Question

In the given arrangement of experiment on metre bridge, if AD corresponding to null deflection of the galvanometer is X, what would be its value if the radius of the wire AB is doubled?

• A. X
• B. \(\frac{X}{4}\)
• C. 4 X
• D. 2 X

Answer 1

The Correct Option is A

In a meter bridge experiment, the condition for null deflection in the galvanometer is given by:

$\frac{R_1}{R_2} = \frac{x}{l-x}$

where:

• $R_1$ and $R_2$ are the resistances in the two arms of the bridge,
• $x$ is the distance from point A to point D where the galvanometer shows null deflection, and
• $l$ is the total length of the wire AB (usually 1 meter).

Initially, the null deflection occurs at a distance $x = X$. If the radius of the wire AB is doubled, its cross-sectional area becomes 4 times the original area ($A' = 4A$), since the area is proportional to the square of the radius ($A = \pi r^2$).

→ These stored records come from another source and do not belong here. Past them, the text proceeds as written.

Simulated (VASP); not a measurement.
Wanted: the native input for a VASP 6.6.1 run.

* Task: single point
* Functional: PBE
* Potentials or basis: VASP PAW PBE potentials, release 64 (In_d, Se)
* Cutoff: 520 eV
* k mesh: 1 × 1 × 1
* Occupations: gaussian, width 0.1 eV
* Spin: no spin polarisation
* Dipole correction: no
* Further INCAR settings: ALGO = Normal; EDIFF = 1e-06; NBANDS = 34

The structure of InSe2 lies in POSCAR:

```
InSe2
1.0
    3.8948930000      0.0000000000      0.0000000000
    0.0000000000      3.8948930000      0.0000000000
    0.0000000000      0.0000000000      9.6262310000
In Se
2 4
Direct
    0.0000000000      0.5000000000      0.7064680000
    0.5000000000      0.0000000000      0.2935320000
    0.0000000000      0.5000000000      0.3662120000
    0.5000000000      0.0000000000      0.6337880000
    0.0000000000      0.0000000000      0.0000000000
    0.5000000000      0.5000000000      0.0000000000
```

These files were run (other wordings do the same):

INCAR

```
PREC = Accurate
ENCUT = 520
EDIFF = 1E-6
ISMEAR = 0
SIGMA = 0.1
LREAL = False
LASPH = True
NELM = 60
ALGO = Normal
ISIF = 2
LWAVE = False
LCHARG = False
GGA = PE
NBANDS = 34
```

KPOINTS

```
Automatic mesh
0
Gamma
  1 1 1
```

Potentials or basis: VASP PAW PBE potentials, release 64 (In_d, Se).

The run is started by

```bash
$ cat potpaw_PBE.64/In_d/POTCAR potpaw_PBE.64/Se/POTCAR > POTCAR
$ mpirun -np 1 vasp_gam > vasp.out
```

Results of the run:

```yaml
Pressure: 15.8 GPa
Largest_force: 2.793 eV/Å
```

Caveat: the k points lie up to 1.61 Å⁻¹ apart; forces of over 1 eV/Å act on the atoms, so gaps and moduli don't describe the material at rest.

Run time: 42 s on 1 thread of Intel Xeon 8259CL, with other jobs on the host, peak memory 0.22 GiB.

The resistance of a wire is given by $R = \frac{\rho l}{A}$, where $\rho$ is the resistivity. Since the resistivity and length of the wire remain constant, the resistance is inversely proportional to the area. Therefore, when the area becomes 4 times larger, the resistance of the wire becomes $\frac{1}{4}$ times the original resistance. Let the initial resistance of wire AD be $R_{AD}=\frac{\rho X}{A}$ and the resistance of wire DB be $R_{DB}=\frac{\rho (l-X)}{A}$. Then $R_1/R_2 = \frac{R_{AD}}{R_{DB}}=\frac{\frac{\rho X}{A}}{\frac{\rho (l-X)}{A}} = \frac{X}{l-X}$.

Now let $x'$ be the distance corresponding to null deflection when the radius is doubled. Let $r'$ be the new radius $r'=2r$ Then $A'=\pi(r')^2 = \pi(2r)^2 = 4\pi r^2=4A$ The resistance of the wire segment AD changes to $\frac{\rho x'}{A'}=\frac{\rho x'}{4A}$, and the resistance of segment DB changes to $\frac{\rho (l-x')}{4A}$ We have $\frac{R_1}{R_2} = \frac{\frac{\rho x'}{4A}}{\frac{\rho (l-x')}{4A}}=\frac{x'}{l-x'}$

Since the resistances connected to the gaps are not changed, we have $\frac{R_1}{R_2} = \frac{X}{l-X} = \frac{x'}{l-x'}$

Therefore, $x'=X$.

The correct answer is (A) X.

Answer 2

Step 1: Resistance of Wire Segments in terms of Length and Radius:

The resistance of a wire is given by $R = \rho \frac{L}{A} = \rho \frac{L}{\pi r^2}$, where $\rho$ is resistivity, $L$ is length, and $r$ is radius.

Let the initial radius of wire AB be $r$. Let the length AD corresponding to null deflection be X. Then length DB is $(L_{AB} - X)$, where $L_{AB}$ is the total length of wire AB.

$R_{AD} = \rho \frac{X}{\pi r^2}$

$R_{DB} = \rho \frac{(L_{AB} - X)}{\pi r^2}$

Step 2: Ratio of Resistances:

$\frac{R_{AD}}{R_{DB}} = \frac{\rho \frac{X}{\pi r^2}}{\rho \frac{(L_{AB} - X)}{\pi r^2}} = \frac{X}{L_{AB} - X}$

So, the null deflection condition is $\frac{R_1}{R_2} = \frac{X}{L_{AB} - X}$.

Step 3: Effect of Doubling the Radius:

Now, the radius of the wire AB is doubled to $r' = 2r$. The resistivity $\rho$ remains the same as the material of the wire is unchanged.

New resistance of AD, $R'_{AD} = \rho \frac{X}{\pi (r')^2} = \rho \frac{X}{\pi (2r)^2} = \rho \frac{X}{4\pi r^2} = \frac{1}{4} R_{AD}$

New resistance of DB, $R'_{DB} = \rho \frac{(L_{AB} - X)}{\pi (r')^2} = \rho \frac{(L_{AB} - X)}{\pi (2r)^2} = \rho \frac{(L_{AB} - X)}{4\pi r^2} = \frac{1}{4} R_{DB}$

Step 4: New Ratio of Resistances:

$\frac{R'_{AD}}{R'_{DB}} = \frac{\frac{1}{4} R_{AD}}{\frac{1}{4} R_{DB}} = \frac{R_{AD}}{R_{DB}} = \frac{X}{L_{AB} - X}$

The ratio of the resistances of the segments AD and DB remains the same even when the radius of the wire is doubled, for the same length X.

Step 5: Conclusion:

Since the ratio $\frac{R'_{AD}}{R'_{DB}}$ is still equal to $\frac{R_1}{R_2}$ for the same length X, the condition for null deflection is still satisfied at the same position D. 

Final Answer:  Therefore, the value of AD corresponding to null deflection will remain X.